A. ACCESS UNDER STATUTORY LAND LAW
1. LAND LAW
The constitution and subsequent legislation enacted in Mozambique after independence
in 1975 were greatly influenced by the experiences and laws of neighboring countries. The
leaders of newly independent Mozambique were particularly motivated by developments in
Tanzania as well as in other Lusophone African countries. Many of Mozambique's policies
with regard to production systems and property rights were modeled after those articulated
in Tanzania; therefore, it is not surprising that Mozambique nationalized land shortly after
independence. 19
The constitution and two subsequent pieces of legislation articulated and defined land law
and the formal land tenure system. ARTICLE 8 of the Constitution of the People's Republic
of Mozambique (1975) states: "The land and the natural resources located in the soil and
subsoil, in territorial waters and on Mozambique's continental shelf, are owned by the state.

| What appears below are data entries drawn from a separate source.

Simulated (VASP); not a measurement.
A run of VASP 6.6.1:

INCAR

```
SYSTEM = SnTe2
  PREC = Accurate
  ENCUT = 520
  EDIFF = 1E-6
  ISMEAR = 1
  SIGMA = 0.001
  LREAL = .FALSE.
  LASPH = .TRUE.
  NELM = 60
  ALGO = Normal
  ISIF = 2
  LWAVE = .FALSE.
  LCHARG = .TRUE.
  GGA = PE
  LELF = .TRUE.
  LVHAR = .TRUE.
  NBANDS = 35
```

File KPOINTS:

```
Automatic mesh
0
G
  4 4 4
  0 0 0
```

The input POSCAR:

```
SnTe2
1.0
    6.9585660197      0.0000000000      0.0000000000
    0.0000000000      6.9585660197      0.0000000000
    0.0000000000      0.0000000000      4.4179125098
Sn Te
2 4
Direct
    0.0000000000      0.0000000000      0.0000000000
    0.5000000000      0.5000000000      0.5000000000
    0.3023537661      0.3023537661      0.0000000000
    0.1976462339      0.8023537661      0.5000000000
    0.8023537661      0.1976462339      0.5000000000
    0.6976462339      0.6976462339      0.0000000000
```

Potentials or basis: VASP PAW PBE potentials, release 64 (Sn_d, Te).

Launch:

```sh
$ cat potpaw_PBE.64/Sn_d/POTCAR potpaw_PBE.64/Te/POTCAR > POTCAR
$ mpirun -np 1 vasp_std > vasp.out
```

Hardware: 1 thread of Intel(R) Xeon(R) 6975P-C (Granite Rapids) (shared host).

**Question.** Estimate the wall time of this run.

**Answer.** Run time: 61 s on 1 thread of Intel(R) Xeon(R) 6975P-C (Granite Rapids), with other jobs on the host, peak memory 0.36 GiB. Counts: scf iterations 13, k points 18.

The state shall decide the conditions for their exploitation and use."' The 1975 Constitution
further declares that all land in the country belongs to the people through the state. It is clear
that a central intention of this law was to liberate (i.e., nationalize) land from foreign interests
that had, in many instances, stolen land and resources from the people of Mozambique; in
this respect its goals may be considered laudable. However, a second intention of the law was
to strip "large" landowners of their resources and to give land "back" to the Mozambican
people. It is at this point that the intention of the law becomes problematic. Many middle-
class nationals, both black and white, lost legally acquired resources. As a result, foreign as
19. For a discussion of the early political evolution of FRELIMO, see Isaacman and Isaacman (1983);
Machel (1974, 1975); Mondlane (1969); Munslow (1983); Egero (1990); Saul (1973, 1985); Vail and White
(1980); and First (1983).
20. See also ART. 35 of the 1975 Constitution.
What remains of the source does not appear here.